For the executive director of a community-based nonprofit social services agency, Kerrie Wilson has become quite the expert on zoning ordinances and conditional-use permits. "I'm up to my ears in ZOTAs," she said. Not to mention, she has quickly developed an extremely thick skin.
"People in this town either love me or hate me," said Wilson, who has lived in Herndon for more than 20 years.
Like it or not, Wilson of Reston Interfaith has become a symbol for one of the most controversial issues facing the town today, the proposed temporary assembly site for the burgeoning population of day laborers. In the store or at a children's soccer game, Wilson is a walking lightning rod for the proposed center at the former Herndon Lumber site and people aren't afraid to voice their opinions — positive and negative — to the gentle-natured Wilson. Now, Wilson is looking forward to taking the proposal to a Planning Commission meeting on July 7.

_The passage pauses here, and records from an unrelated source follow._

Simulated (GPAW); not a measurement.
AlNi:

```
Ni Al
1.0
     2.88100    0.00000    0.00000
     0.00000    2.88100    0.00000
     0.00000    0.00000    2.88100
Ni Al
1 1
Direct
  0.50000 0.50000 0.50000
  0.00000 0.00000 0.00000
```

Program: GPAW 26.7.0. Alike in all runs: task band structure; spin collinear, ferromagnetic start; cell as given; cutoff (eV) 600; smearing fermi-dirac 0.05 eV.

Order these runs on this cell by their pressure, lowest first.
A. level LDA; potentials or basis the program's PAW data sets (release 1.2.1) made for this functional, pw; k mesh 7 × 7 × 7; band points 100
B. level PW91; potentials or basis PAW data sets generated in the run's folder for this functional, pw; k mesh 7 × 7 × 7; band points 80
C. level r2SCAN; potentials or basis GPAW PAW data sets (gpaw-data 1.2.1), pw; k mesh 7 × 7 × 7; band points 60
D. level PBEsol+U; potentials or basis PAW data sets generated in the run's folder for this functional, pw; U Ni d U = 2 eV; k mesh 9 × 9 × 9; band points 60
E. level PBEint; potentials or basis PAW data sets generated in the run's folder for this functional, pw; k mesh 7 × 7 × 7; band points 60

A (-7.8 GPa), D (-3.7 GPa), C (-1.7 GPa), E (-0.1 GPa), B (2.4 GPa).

Monday night, during the Planning Commission's work session, the town's community development staff presented their recommendations on the site's Zoning Ordinance Text Amendment (ZOTA) and the application for a conditional-use permit that would allow a temporary day-worker assembly site run and managed by Reston Interfaith.
IN ITS REPORT to the Planning Commission, staff recommended approval of the ZOTA. If approved, it would provide for day-worker sites, with a conditional-use permit and 11 other conditions, in the Industrial General (I-G) zoning district. In May, the Town Council indicated that the "initiating resolution" for the ZOTA should be taken by the Planning Commission. Staff said that the adoption of a proposed ZOTA "does not imply approval of the specific proposal for a conditional-use permit for this use."
The Planning Commission will take up both the ZOTA and the conditional-use permit at its July 7 public hearing.
During its June 23 work session, the Planning Commission tinkered with language regarding the ZOTA. Commission members and staff agreed to limit the maximum time for the permit to no longer than five years. "If it is temporary, it ought to have an end," said Henry Bibber, the director of Community Development. "It is a reasonable maximum length and it represents the best that we could do." At the request of Commission member Bill Tirrell, the language was changed to a two years with a maximum of three one-year extensions for a total of five years.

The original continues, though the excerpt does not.